ST. PAUL, Minn.
Preparing to rehearse a scene on the set of his latest project, Robert Altman, the dean of American film directors, says: "I don't even know what's in the script."
He's not a bit concerned about that, either. He is, in fact, describing his customary way of working.
Waiting for technicians to solve some problem, he leans back in a director's chair -- exactly like the ones you have in your rec room, except that yours don't say ROBERT ALTMAN on the back.
"I'll go to set a scene up," Altman continues, "and I'll ask the actors what it is, or I'll ask the script supervisor: 'What is this scene, what is this about, what do they say in it?' But at the end of the scene, I don't know whether they've said the dialogue or not."
This unorthodox method has worked out pretty well for Altman. In his 1970 breakthrough, "M*A*S*H," and in "McCabe and Mrs. Miller," "The Player," "Short Cuts" and the Best Picture nominees "Nashville" (1975) and "Gosford Park" (2001), one of Altman's hallmarks is the spontaneity, the naturalness, of the scenes. The speech on the page is merely the springboard.
Still, it's a little surprising to see him take that approach on the current movie: an adaptation of "A Prairie Home Companion," the venerable weekend variety show on public radio. The screenplay was written by "Prairie" creator and host Garrison Keillor, who is also a novelist and essayist. Words matter to him. He selects them painstakingly.
Moreover, Keillor is on the set nearly every day, because in the film he is playing himself -- or at least he's playing the host of a radio broadcast. He is there watching as the actors and director, again and again, futz with his lines, moosh separate scenes together into one, add morsels of their own.
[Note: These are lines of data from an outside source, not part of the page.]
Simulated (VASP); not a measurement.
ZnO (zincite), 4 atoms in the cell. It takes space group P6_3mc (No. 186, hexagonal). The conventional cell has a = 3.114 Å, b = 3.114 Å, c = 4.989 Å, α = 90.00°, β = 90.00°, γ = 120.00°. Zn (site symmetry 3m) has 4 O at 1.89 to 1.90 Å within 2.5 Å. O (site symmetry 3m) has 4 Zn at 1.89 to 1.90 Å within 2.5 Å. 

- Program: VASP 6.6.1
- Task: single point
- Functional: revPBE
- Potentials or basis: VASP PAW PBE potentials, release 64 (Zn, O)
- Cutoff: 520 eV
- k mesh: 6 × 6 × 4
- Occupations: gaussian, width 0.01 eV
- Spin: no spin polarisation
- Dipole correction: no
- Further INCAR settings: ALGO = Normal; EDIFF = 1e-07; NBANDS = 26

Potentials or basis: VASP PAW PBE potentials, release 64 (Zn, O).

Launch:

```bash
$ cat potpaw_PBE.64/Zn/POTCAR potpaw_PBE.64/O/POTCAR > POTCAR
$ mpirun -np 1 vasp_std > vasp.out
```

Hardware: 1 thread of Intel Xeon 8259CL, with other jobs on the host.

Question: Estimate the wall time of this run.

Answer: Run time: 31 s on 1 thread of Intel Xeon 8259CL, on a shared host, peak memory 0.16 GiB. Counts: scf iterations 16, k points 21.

"It's very difficult for him," Altman observes. "It's the first time he's had anybody that can override him. . . . I have the editing control. But he's smart enough -- he knows that."
Somewhat wistfully, Altman adds: "I don't know if he's having any fun ."
* * *
He is, though. During an hour-long conversation in a spacious dressing room upstairs at the Fitzgerald Theater here, Keillor marvels at the notion that Meryl Streep and Kevin Kline and Lily Tomlin, among others, are bringing to life characters he invented.